Every processor and every device has to be able to communicate within itself and with one another, down to the level of every 0 and 1, but here by communication, I mean external to the device, to another spatially located device. This concerns firstly the output of the processor. The most common communication will be with the screen. This combination of central processor, keyboard and screen is so commonly located together that this is what is usually called the visual display unit, terminal or microcomputer, or PC. However because it is possible to communicate beyond the combination of whatever a local configuration might consist of, communications must take on a specific set of meanings of its own.

There was also a period where the communication was dependant on the provision of the service by a publicly regulated authority so the major decision became one of whether a single land parcel was involved or the transfer of data had to cross land in the ownership of another. So the division wide area network and local area network (WAN and LAN) came to be divided on the basis of this division. Chapter 3 on information economy has elaborated some of the issues involved.
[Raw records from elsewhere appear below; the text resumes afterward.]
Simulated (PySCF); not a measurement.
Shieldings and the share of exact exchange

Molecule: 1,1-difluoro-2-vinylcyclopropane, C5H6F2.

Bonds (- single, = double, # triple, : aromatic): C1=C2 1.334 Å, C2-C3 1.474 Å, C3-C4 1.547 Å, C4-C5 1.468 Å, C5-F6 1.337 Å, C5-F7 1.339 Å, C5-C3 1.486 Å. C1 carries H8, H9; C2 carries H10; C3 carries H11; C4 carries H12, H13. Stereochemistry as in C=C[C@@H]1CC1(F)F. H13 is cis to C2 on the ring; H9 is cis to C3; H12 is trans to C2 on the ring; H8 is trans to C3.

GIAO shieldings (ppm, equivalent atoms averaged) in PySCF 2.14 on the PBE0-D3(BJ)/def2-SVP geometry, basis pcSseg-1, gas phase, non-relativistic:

Interestingly the facsimile machine has captured a market niche for communication in which the output is reconverted into paper form at some stage, with the consequent need to reconvert into machine readable either by OCR or rekeying. This gives an idea of the complexity of the comms that this process has achieved such success.

Integrated voice and data networking is still at an early stage as is integrating for example answering machines and electronic mail. The range of possible integration of devices allows us to suggest the following range of useful communication implementations:

Electronic mail is simply the communication of messages to one or many readers over a broad geographical area. I don't intend to provide an introduction to email services or software here[5].
Bulletin Boards are an elaboration of email services such that messages may be posted to a bulletin board so they may be read by a wider range of readers than the list of recipients of email messages. Again I don't intend discussing bulletin boards here.[6]
File transfer is usually the most important component of using a network in information systems design. The basics involve the transmission of a file, either as a simple ASCII flat file, or with complex embedded formatting data (from structured databases to geographic information on spatially related data to desktop publishing formatted text), such that it will appear on the receiving machine exactly as at appeared on the transmitter.
Clearly a reliable way of achieving file transfer is via a frisbeenet (putting data on disk and sending it through the post) or sneakernet (don't even trust the post - carry the disk!), for a fully discussion see Chapter 5.
Terminal emulation or remote login means being able to use one machine as a terminal (i.e. to emulate being a terminal) onto another machine which might physically be located elsewhere in the world.[7]
External database access which needs elaboration: see Chapter 5.

The development of geostationary and sun synchronous satellites has allowed for the movement of information around the world almost instantaneously, or at a specified time, providing us with a communication framework which now covers almost the whole world (though the pricing and charging of satellite transmitted data remains predominantly in the market of a few major players). At the other end of the scale, cellular radio and microwave allow for data to move around an office or building or geographic area below the 10Km scale without any hard wiring. A taxonomy might therefore develop: hard wired or not hard wired; <1km, < 10km, < 100km. I do not know so far of attempts to systematise the design decisions involved in the way that database design has been systematised. However a model which measures distance, time, data type and speed will be elaborated in chapter 5. The hard wired versus not hard wired design will be more a matter of the extent to which the infrastructure is already in place versus whether a greenfield site is being considered. It will also be a matter of the pricing, charging policy of telecommunication providers. (The nature of the technical developments though are likely to transform the competitiveness of the companies involved[8].)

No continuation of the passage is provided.